X-Files star admits: ‘We didn’t do our best work’

DAVID Duchovny has made a rather frank admission about 2016’s long-awaited but ultimately disappointing return of the X-Files.

X-FILES fans can breathe a sigh of relief. David Duchovny says season 11 has redeemed itself from 2016’s fizzer.

“I am much happier about doing these next 10 episodes than I was about the last six,” the sci fi star tells news.com.au, referring to season 10, which aired last year.

“These shows are significantly better and we are all doing better work this time around,” he assures. “There are many reasons why we might not have done our best work last season probably due to the long layoff. I also think the season was too short to make an entire show.”

The groundbreaking sci-fi series began in 1993 when both Duchovny as Agent Fox Mulder, and his sceptical “non-believer” colleague, Special Agent Dana Scully (Gillian Anderson) were yet to become household names. Anderson was completely unknown while Duchovny had hosted the erotic series Red Shoe Diaries.
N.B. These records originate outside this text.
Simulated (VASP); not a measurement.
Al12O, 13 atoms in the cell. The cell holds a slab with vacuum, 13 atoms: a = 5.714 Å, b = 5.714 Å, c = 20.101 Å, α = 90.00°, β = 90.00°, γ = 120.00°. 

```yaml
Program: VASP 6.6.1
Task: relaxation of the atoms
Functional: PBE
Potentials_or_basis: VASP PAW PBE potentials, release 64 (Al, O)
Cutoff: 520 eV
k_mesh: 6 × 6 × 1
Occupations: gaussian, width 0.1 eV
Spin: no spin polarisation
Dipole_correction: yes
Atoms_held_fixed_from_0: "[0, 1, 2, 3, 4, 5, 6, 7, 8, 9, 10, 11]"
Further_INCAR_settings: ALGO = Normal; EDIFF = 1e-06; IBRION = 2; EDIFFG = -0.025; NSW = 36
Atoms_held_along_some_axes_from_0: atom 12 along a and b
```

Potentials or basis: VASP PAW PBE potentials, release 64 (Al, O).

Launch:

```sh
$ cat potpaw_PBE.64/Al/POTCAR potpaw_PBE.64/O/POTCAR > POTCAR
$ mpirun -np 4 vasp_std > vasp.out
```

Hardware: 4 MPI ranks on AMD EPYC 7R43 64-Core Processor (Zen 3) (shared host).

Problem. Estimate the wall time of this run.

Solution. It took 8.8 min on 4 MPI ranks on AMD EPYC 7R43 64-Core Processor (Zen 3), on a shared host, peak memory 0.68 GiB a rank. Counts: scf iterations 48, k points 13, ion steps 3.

Back then, the studio baulked at creator Chris Carter’s insistence on hiring Anderson, claiming she didn’t have enough sex appeal to create a believable chemistry with Duchovny. Ten seasons later, two blockbuster movies (The X-Files, in 1998, and The X-Files: I Want to Believe, in 2008) and a 25-year history, it’s safe to say the studio was proven wrong.

Now both stars command a reported US$220k per episode — though it must be said, Anderson had to fight for pay equality before she signed on for season 10, after being offered an insulting half of what Duchovny was paid.

Anderson has won a lead actress Golden Globe and Emmy for her work as Agent Scully, so admits she was frustrated that she had to fight so hard for equal pay.

“It was shocking to me, given all the work that I’d done, to get us to be paid fairly.”

It’s not only the studio they’ve had to battle during their years as Mulder and Scully.

Duchovny says that working on a hit sci fi show gives them a connection with many passionate fans.

“In the first year, I would get fan mail. I was too cheap to pay for a fan mail service — and to be honest, there wasn’t that much fan mail. So they would give me the fan mail and I would go home and on the weekend, and I’d try and answer all of it. And that happened for probably five months or so after the show started airing.

“I would diligently read these letters, and I was struck by the fact that people really felt, ‘Oh my God! A show that is finally telling the truth that the government won’t tell us about!’ A lot of people believed that the X-Files were a real thing and that there were actually files somewhere in the FBI that were called The X-Files,” he laughs. “They thought the show was a documentary!”

Duchovny felt he was in danger of TMI from the more avid fans.

“Yes, there was a quite bit in the letters from people telling me personal experiences that they’d had with aliens and that they’d been abducted,” he says. “I thought it was

quite sad and because [unlike Fox Mulder] I wasn’t a believer.

“So I’d read these letters and look it at it psychologically and think, ‘Clearly, this didn’t happen. This is a person with issues that needs way more help than me sending them an autographed picture,” he laughs, shaking his head. “I remember sitting in my apartment going, ‘I can’t help. I don’t want to say I’m telling the truth, but I also didn’t want to corroborate and say, ‘Yes, the X-Files are true.’”

Presumably, he was also propositioned by some of his more ardent fans?

“Well, yes, that happens to actors, period,” he shrugs.

Duchovny says it's the perfect time to bring back The X-Files. “Maybe we’re in a nostalgic place for science fiction because there are many shows now like Stranger Things, or Black Mirror that we may or may not have engendered in some way.”

While Duchovny can’t seem to quit Mulder, and is open for a season 12, Anderson is definitely ready to hang up Scully’s hat.

“I won’t change my mind. This is it for me,” says Anderson. She recently starred in The Fall (2013-2016) War and Peace (2016), and last year’s American Gods. She will next star in the upcoming action comedy, The Spy Who Dumped Me.

“Now I’m in a position where I am offered different kinds of stuff and I get to challenge myself in different ways on a regular basis. It feels like it would be counter-productive, or counter-intuitive to sign myself up to do something that doesn’t allow me that freedom.”

Duchovny adds with a wry smile, “I’ve tried to say goodbye to Fox Mulder many times, and I’ve failed. I’m good either way. I’m good with this being the end, I’m good with it not being the end. I can’t see the future. I don’t know.”